Combining collagraphs and mono-prints is a lovely versatile technique that I have used several times in community workshops. It works so well because it is easy to understand and people quickly get satisfying results. There is also plenty of scope for development so people with more printmaking experience enjoy playing with the two techniques together.
Collagraphs and mono-prints as a warm-up activity
This activity is not just for groups; it makes an uplifting warm-up activity to do on your own if you are feeling a bit rusty or slow to get started.
You may surprise your self and produce some finished prints, or it could lead onto other new ideas….
Cheap and cheerful collagraph materials
The plates are made from simple safe materials; plastic offcuts, masking tape and sticky labels.
As they are relief prints it is fine to use basic photocopy paper, so everyone can print away without worrying about wasting materials or making a ‘mistake’. If you are able to use thicker paper which is dampened your results will be even better.
Your prints will be brighter if made with a press, but you can get good results using the back of a spoon or a clean roller to transfer the print to paper if you don’t have a printing press.

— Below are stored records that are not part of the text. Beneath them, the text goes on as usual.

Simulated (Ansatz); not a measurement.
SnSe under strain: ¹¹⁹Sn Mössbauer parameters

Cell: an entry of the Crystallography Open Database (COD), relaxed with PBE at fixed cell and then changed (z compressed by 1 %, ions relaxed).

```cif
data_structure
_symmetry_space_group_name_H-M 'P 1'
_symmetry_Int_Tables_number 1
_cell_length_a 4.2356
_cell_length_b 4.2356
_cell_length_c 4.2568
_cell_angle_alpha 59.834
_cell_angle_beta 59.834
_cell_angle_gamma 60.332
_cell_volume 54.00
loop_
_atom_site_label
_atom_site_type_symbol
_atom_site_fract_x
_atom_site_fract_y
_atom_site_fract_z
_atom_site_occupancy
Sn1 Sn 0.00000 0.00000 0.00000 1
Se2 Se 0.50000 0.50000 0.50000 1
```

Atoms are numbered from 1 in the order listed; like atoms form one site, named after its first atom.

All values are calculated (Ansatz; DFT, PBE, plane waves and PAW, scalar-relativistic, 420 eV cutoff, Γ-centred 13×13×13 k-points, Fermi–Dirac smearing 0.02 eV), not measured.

Learning about printmaking
This method introduces a number of key printmaking ideas, and is therefore useful for beginners of all ages:
Reversing an image; sometimes this part of the process is hard to grasp but using clear acetate makes it easier.
Adding and removing layers of texture on the printing plate; the collagraph plate is dynamic and continually evolving.
Creating multiples and unique prints; like members of a family the prints from one plate are similar but different. The collagraphed plates remain constant and the mono prints provide changing images and colours.
Critical awareness; people can enjoy producing a lot of prints, then editing down to the best ones.
First make your collagraph plate
I use acetate, you could also use old plastic file covers, flat packaging plastic, or a sheet of laminated paper. The important thing is that the surface should be smooth and shiny.
Do a rough design sketch
Lay your plate on a piece of plain paper and draw round it, then make a rough sketch of the image you will base your print on.
Lay your plate back over the drawing and trace it using a marker pen.
To Reverse or not to reverse your image?
Look at your sketch from both sides of the plastic plate, decide which way looks best and write ‘back’ on this side. Then turn your printing plate over and stick tape etc. on the other side to create a texture for printing.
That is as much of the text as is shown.